Mission Majnu — inspired by ‘true events’ or hatemongering?
Since everyone on the internet and their mothers are talking about Siddharth Malhotra’s newest contribution to Netflix as well as to the long tradition of India’s propaganda films against Pakistan, a glaring opportunity has presented itself for an out-of-school literature student to uncover the underlying discourse of Mission Majnu’s trailer and such media in general.
Across-the-border films like Main Hoon Na, where a charming Shahrukh Khan speaks of a peaceful future for our children forged through collaboration and negotiations are now regarded as a relic from an abandoned past. The replacement, however, could not be more abhorrent.

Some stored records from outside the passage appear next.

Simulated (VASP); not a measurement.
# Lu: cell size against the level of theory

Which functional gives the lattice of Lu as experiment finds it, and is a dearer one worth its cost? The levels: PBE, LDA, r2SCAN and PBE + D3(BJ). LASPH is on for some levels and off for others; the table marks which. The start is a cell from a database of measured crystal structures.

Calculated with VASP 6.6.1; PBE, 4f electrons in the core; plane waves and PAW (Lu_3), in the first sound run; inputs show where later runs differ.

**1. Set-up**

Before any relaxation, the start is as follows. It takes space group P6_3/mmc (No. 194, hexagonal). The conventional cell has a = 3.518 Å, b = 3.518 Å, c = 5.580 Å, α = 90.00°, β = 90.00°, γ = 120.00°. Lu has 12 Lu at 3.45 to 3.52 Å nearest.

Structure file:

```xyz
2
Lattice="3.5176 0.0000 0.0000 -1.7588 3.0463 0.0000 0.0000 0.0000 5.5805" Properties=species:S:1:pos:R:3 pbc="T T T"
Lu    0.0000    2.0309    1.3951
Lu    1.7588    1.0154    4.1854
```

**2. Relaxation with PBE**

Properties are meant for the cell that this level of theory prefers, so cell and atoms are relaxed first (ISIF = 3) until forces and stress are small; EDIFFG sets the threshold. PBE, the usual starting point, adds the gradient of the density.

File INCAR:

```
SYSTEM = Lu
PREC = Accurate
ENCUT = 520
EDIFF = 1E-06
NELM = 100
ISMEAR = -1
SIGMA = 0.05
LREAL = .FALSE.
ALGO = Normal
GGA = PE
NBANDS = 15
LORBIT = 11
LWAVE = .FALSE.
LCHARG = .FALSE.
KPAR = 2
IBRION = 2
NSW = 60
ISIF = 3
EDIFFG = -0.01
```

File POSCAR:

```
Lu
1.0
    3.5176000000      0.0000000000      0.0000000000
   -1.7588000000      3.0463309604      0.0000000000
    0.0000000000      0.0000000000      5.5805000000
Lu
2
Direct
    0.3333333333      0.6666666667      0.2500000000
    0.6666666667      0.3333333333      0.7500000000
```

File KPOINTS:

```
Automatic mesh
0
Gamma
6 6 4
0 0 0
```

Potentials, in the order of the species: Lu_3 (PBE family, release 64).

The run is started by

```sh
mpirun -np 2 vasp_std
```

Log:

Take the appearance of Malhotra in the film, for instance. While the stereotypical garb, exaggerated expressions and forced accent appear blatantly ridiculous and cringe to many for their marvellous inaccuracy, it could be argued that they are a result of deliberate efforts (rather than a lack of research) to distinguish one group of people from another. This reduction of Muslims in Bollywood to mere caricatures who are rarely ever humanised, creates room for justifying any harm done to them.
That is not to say that Pakistanis and Indians are all alike. Regardless of differences dictated by religious choices, Pakistanis, except for those from areas directly bordering India, often struggle to find similarities with mainstream Indian culture. However, that diversity does not take away from our human capacity to connect and resolve issues at a discussion table. It just puts the added onus on media houses to create accurate and meaningful stories to develop better understanding between communities that may lead to a sense of harmony.
But therein lies the rub — while art can be a powerful medium to create harmony, it can also be an awesome tool for the dissemination of hatred. Based on who calls the shots at any given time, art gets reduced to propaganda and chocolaty heroes turn into jingoistic nationals. Despite this, to the amazement of many, these films supposedly appeal to people’s sense of justice. How is this achieved? How do you seem humane and just while you indulge in the opposite?
Here, framing is everything. American gender theorist Judith Butler coined the phrase ‘‘grieveability of life’’ in her book Frames of War and the concept can easily be applied here to understand how people are placed on the edges of a big picture to justify the crimes against them. “One way of posing the question who ‘we’ are in these times of war is by asking whose lives are considered valuable, whose lives are mourned, and whose lives are considered ungrievable…..an ungrievable life is not counted as a life at all,’ she says. This takes us back to Malhotra’s film.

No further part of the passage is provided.